It bugged Polis so much that she asked some WBA officials, who told her the hotel was paging prostitutes: “Would any available hooker please come to the front desk” was the uncoded version.

It’s one of many interesting stories. But to coin a boxing phrase, some points have to be deducted.

Mostly they concern editing glitches that should have been prevented. The most glaring one is the reference to former heavyweight champion Leon Spinks as “Spinx” and Marvin Hagler as “Haggler.” To be fair, both are corrected in later references.

References to “Sumpter, S.C.” (it’s Sumter) and flare when the proper word was “flair” also interrupt the flow of the story. At least in my mind; that’s the editor in me coming out.

But in the final analysis, Polis’ stories about her experiences outpoint the mistakes. She subscribed to a simple theory taught by her father: “Can’t means won’t.”

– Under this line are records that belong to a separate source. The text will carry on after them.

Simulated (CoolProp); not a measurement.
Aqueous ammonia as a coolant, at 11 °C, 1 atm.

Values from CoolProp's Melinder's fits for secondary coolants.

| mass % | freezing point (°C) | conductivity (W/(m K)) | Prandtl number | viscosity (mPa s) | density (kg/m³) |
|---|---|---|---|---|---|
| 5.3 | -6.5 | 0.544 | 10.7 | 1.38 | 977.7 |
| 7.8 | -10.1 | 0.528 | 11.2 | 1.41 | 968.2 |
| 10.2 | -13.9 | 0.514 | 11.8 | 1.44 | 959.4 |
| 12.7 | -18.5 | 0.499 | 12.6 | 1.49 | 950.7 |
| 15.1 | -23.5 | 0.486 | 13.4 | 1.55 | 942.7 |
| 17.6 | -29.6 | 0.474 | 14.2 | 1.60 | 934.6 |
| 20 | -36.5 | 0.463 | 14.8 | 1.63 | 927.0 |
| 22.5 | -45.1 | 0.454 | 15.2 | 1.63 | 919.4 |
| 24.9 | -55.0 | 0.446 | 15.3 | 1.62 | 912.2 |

As she proved during her career, “can’t” was not part of Polis’ vocabulary. She can look back on a meaningful career that opened doors for a new generation of judges.

“The Lady is a Champ” is a detailed look at some of the inner workings of boxing — and how judges approach matches and maintain their focus while bedlam erupts around them. Boxing fans will enjoy the insider’s perspective. And if you enjoy an underdog, Polis’ story will be an inspiration.